Saturday 26 September 2015

Adjuncts are better teachers than tenured professors in introductory courses

Over the past decade (or more) there has been a rise in the number of contingent (or casual) teaching positions at universities, in New Zealand and around the world. They come in various forms, and have various titles like teaching fellows, adjunct professors, and so on. What they share in common is that, most of the time, they are positions that only involve teaching, and usually only undergraduate classes. That is, there is no explicit research component to the position (although some of those working in these positions may be completing doctoral studies, etc.). They are also fixed-term casual positions, with contracts that may or may not be renewed.

Given that these positions are fixed-term with no commitment from the institutions to renew them, this distinguishes these positions from continuing positions, or tenured (or tenure-track) positions. In particular, if a fixed-term teacher does a poor job of teaching, then they may not be offered future teaching contracts. In contrast, tenured (or continuing) faculty members don't face the same pressure for teaching quality. So, one would expect that contingent teaching faculty would, on average, be better teachers than faculty who have continuing contracts (or those who are tenured).

A forthcoming paper in the Review of Economics and Statistics (ungated earlier version here) by David Figlio and Morton Schapiro (both Northwestern University) and Kevin Soter (Greatest Good) tests whether this is the case. Specifically, they attempt to answer the question: "Do undergraduates taught by contingent faculty learn as much as those taught be tenure tract/tenured faculty?".

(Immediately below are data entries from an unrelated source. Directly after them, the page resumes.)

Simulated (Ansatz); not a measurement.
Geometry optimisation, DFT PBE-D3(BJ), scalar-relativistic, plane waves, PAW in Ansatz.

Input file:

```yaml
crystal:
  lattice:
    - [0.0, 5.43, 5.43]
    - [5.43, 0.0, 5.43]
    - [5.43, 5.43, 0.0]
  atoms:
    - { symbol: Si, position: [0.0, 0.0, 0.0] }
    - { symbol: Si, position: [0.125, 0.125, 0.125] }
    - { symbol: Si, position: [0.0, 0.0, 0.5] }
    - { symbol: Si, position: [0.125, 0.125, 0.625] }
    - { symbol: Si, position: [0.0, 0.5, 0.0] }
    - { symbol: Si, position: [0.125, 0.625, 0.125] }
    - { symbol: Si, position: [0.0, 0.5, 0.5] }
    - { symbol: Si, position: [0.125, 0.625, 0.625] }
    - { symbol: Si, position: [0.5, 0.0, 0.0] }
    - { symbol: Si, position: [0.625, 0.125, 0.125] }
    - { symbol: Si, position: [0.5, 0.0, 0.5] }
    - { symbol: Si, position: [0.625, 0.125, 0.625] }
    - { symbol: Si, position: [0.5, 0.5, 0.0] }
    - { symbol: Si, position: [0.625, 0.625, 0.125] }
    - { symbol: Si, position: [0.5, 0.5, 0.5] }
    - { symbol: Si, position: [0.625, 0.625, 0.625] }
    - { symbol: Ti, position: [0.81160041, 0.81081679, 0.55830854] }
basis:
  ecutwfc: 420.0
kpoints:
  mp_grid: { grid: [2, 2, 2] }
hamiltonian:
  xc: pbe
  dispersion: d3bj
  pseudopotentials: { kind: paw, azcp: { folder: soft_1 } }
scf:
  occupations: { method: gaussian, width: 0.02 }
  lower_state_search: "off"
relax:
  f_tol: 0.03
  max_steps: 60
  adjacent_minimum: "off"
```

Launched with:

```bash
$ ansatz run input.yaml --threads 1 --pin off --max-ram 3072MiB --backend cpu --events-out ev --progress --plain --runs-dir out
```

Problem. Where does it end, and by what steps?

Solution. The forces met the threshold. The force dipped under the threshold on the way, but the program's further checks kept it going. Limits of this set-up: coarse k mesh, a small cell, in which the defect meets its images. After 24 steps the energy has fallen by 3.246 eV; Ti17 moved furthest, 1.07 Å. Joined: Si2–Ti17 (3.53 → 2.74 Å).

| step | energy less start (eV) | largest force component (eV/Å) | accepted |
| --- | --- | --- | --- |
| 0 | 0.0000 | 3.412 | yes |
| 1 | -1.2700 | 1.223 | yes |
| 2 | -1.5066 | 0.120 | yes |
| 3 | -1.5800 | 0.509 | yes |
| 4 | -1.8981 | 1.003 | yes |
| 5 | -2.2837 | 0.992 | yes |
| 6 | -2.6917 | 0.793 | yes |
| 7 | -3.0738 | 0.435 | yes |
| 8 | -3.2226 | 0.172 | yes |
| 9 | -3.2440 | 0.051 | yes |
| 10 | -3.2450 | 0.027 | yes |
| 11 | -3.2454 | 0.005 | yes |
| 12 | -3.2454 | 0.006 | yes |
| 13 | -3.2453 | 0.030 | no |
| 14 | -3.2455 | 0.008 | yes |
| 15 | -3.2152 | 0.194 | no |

The authors use data from eight years (2001-2008) of freshmen students at Northwestern (over 15,000 observations in total), looking at the probability that these students take another class in the same subject, and looking at the grades in that subsequent class. There are a number of interesting findings, starting with:
...a contingent faculty member increases the likelihood that a student will take another class in the subject by 7.3 percentage points (9.3 percentage points when limited to classes outside the student's intended major) and increases the grade earned in that subsequent class by slightly more than one-tenth of a grade point (with a somewhat greater impact outside the intended major).
In their preferred specification, the effect on grades is about half as large as reported in that quote, but is still statistically significant. They also look at what is driving the results:
...the most outstanding contingent faculty members and most outstanding tenure track/tenured faculty members perform essentially identically... But the bottom quarter of the tenure track/tenured faculty have lower value added than the bottom quarter of the contingent faculty...
In other words, the best teachers (tenured or contingent) are similar in their effect on student learning, but the worst tenured professors are much worse than the worst contingent teachers. Which supports the expectation I laid out at the beginning of the post. The authors also find that the differences between contingent and tenured faculty are largest and most significant among faculty that have the most experience, and that the differences are largest and most significant for the subjects with the toughest grading standards, and for the subjects that attract the highest quality (measured by SAT scores) students.

Finally, they investigated whether (among the tenured faculty) the most outstanding researchers are better or worse teachers, and:
...find no difference in teaching outcomes compared to tenured faculty who have not received the recognition [for research excellence]...
Based on my experience I find that last bit a little surprising (or not - they are comparing good researchers with truly excellent researchers), but the rest makes a lot of sense. Teaching and research both require investment in terms of time and effort. While some may argue that teaching and research are complementary, I'm not convinced. I think they're substitutes for most (but not all) faculty (I'll cover more on that in a post in the next week). Faculty who do teaching but little or no research can be expected to put more effort into teaching than faculty who do a lot of (particularly high quality, time intensive) research. So, contingent teaching faculty should do a better job of teaching on average. These results seem to support that.

Does this mean that we should replace a bunch of the most experienced tenured professors with fixed-term teaching fellows? Not necessarily. The research only looked at teaching at introductory level, and doesn't tell us much about the quality of teaching at higher (especially graduate) levels, where you might expect research-oriented faculty to have an advantage. It does tell us that choosing the best teachers for introductory courses is important in attracting the right students into future courses though.